I once went to a improvisation workshop where they said that referring back to something you've said earlier is naturally funny - it may be the first rule of comedy, Spike. So here we revisit both the Rutstock festival and Freddie and Fiona's cottage.
We leave Lord Bonkers plotting their downfall and awaiting the return of the Well-Behaved Orphans (unless they've all defected to Moscow). We'll visit him again on the Lib Dem Conference issue of Liberator.
Sunday
Reasoning that "Nature is God's living, visible garment" and “malt does more than Milton can to justify God's ways to man”, I often take a turn about my estate and then call in at the Bonkers Arms after Divine Service at St Asquith’s.
In my covers, I come across an ill-kempt fellow who appears to be living in a tent. (By coincidence, the Revd Hughes’s text this morning was “Behold, Esau my brother is a hairy man, and I am a smooth man.”) During our conversation it transpires that he came here for the Rutstock Festival all those years ago and has never “got his shit together” to leave.

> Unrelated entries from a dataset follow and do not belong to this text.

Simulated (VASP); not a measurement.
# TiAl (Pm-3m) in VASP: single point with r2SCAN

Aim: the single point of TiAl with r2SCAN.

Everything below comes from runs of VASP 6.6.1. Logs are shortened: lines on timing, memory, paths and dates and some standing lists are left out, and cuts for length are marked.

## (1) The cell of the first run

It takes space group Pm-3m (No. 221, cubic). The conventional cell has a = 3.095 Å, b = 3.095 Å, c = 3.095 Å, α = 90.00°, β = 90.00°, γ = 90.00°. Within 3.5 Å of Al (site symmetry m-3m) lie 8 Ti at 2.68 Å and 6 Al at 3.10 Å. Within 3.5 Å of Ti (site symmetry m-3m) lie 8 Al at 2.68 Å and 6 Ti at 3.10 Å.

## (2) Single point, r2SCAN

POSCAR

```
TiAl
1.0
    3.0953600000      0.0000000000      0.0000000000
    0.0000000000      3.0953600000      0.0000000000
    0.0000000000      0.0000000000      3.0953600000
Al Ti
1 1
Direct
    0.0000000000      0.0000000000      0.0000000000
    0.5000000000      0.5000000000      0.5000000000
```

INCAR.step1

I can hardly expect him to afford a rent, but I emphasise that if he wishes to remain here then he must take on a challenging Focus round. I also suggest he pitches his tent in the garden of Freddie and Fiona’s cottage, where he will be much more comfortable and able to play his harmonica without disturbing my deer.
Lord Bonkers was Liberal MP for Rutland South West 1906-10.